The slight slowdown in the Turkish economy has reflected on the country’s ever-growing current account deficit, according to Central Bank figures released yesterday.
The gap stood at $4 billion in August, the smallest since October last year, and way below from $5.3 billion a month earlier.
Still, compared with the $3.1 billion in August a year earlier, the nation’s balance of payments kept growing worse despite a slowdown.
The 12-month cumulative current account deficit increased to $75.1 billion in August from nearly $74.2 in July.
The gap was up 102.4 percent year-on-year in the first eight months of 2011, reaching $54.2 billion, basically due to the country’s large trade gap, the Central Bank said yesterday.
“The government has even taken precautions to slow down economic activity to lower the current account deficit,” Science, Industry and Technology Minister Nihat Ergün said Oct. 10.
Improvement is also related to an improvement in the trade gap, according to Akbank Economic Research.
The current account gap will end this year at between 9 and 10 percent of the gross domestic product, according to Central Bank Gov. Erdem Başçı.
Turkey’s Statistical Institute (TÜİK) data showed a day earlier that the country’s industrial output grew by 3.8 percent in August, compared to the same month last year, marking a slowdown and the lowest rate for 2011.
“The adjustment of the current account deficit has started, but from a high base, said TEB, the Turkish lender, in a statement to investors.

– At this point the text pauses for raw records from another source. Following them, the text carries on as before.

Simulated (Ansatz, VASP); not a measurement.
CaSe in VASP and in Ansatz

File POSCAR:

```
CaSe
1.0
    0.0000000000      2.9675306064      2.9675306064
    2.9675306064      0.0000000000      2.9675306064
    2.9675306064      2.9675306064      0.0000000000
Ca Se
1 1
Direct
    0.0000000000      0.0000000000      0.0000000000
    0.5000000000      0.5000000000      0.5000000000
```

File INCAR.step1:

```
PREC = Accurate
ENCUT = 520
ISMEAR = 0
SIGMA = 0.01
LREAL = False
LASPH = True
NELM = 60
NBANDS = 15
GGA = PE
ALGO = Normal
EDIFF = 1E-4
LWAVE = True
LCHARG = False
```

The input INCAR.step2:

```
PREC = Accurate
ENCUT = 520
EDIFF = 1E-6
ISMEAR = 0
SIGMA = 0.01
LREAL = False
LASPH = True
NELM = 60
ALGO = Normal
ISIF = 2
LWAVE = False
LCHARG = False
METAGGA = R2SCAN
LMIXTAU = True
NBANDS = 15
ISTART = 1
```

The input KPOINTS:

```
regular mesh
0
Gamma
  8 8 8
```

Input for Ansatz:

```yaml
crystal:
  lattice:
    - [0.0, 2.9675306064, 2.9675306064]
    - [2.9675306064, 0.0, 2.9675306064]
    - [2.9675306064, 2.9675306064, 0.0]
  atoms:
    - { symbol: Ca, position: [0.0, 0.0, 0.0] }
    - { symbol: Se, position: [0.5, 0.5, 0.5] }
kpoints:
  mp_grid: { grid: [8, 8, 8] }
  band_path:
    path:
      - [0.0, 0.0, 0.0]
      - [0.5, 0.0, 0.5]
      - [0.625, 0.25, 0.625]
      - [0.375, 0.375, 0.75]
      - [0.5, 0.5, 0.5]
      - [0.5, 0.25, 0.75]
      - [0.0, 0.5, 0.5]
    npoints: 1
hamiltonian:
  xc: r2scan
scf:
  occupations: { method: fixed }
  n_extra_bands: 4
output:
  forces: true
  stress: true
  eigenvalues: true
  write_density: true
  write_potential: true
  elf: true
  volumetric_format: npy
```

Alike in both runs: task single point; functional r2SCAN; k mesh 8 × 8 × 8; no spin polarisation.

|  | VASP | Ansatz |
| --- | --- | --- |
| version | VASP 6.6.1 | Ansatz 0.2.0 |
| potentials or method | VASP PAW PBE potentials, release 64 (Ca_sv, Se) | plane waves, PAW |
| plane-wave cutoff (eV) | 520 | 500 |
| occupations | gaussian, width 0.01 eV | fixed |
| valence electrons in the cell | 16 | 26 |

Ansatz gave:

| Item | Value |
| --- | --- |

Non-energy current account deficit is set to contract in the coming months, most notably in November and December, it said.
“Monthly current-account deficit numbers have been moderating noticeably and are likely to continue doing so in the coming months,” Tevfik Aksoy, chief economist for the region at Morgan Stanley in London, said yesterday in e-mailed comments. “We expect the 12-month rolling deficit to commence a decline in November as base effects kick in.”